ARTICLE: Dallas Voice - Brushing Up

January 13, 2006 - Daniel A. Kusner

There’s nothing worse than listening to intellectuals discuss artwork. You hear high-faultin’ vocabulary like “quixotic,” “archetypal” and head-spinning terms like “collective unconscious.”

Fortunately, gay painter David Aylsworth avoids abstract language — especially when describing his own work.

“It usually sounds so boring or stupid, but my tastes run toward bright colors. And there are some shapes that I keep using over and over: swirly and bulbous, phallic kind of things,” he explains. “I think people that look at my paintings and comment on the layers. There’s a lot of gunk underneath the final layer.”

Standing 6’4” tall and a habitual smiler, Aylsworth resembles the vibrant, large-scale canvases that adorn the walls of the Holly Johnson Gallery, a new venue located in the Dallas Design District. Abstract shapes and forms emerge from enormous brushstrokes with happy yellows, pulsating greens and bouncy red. And then there are the titles, like “Ding Dong, Ding Dong, Ding” and “Similarly Occupied.” They’re slightly cryptic references to show-tune lyrics: “Guys and Dolls” and “The King and I,” respectively.

Born and raised in Ohio, Aylsworth was a show-tune queen at a young age. In seventh grade, he had a sleepover party. In a feeble attempt at popularity, he invited guys from the football team. What a mistake. That night, his obsession for “A Chorus Line” took over, and Aylsworth ended up performing “Dance, 10; Looks, 3” for a puzzled young linebacker.

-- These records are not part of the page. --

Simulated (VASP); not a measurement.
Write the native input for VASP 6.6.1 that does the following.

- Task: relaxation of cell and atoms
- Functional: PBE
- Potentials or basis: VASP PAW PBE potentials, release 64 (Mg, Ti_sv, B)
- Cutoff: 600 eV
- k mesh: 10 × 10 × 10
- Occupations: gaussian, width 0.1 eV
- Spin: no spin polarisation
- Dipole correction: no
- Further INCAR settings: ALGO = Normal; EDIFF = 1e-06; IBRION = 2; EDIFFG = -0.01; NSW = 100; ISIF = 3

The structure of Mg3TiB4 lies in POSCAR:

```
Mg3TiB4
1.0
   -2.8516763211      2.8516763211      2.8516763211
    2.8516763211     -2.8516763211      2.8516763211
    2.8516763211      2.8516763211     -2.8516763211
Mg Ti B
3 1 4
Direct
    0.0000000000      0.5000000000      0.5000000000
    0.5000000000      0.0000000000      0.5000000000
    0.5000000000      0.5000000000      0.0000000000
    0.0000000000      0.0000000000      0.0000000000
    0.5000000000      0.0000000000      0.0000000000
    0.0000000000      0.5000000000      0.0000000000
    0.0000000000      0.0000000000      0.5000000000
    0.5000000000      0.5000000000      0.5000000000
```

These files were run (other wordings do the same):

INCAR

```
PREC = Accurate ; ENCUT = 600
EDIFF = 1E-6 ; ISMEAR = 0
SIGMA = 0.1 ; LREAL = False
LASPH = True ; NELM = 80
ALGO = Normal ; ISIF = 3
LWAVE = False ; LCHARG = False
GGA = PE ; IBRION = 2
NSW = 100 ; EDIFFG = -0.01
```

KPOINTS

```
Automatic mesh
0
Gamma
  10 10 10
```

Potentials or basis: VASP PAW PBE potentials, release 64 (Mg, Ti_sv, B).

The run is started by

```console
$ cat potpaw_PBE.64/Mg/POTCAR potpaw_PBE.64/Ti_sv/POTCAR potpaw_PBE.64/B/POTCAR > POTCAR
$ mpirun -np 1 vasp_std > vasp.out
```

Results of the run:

Destined for a career in the arts, Aylsworth’s love for Broadway became useful. His day job is the collections registrar at the Houston Museum of Fine Arts, where Aylsworth manages pieces the museum acquires and loans out. That means he keeps track of a lot of titled and untitled work.

When it comes to his own work — after he’s finished cathartically scraping, swirling, digging and slapping paint onto a canvas, Aylsworth titles the piece with a reference that magically bubbles up — usually lyrics from musicals.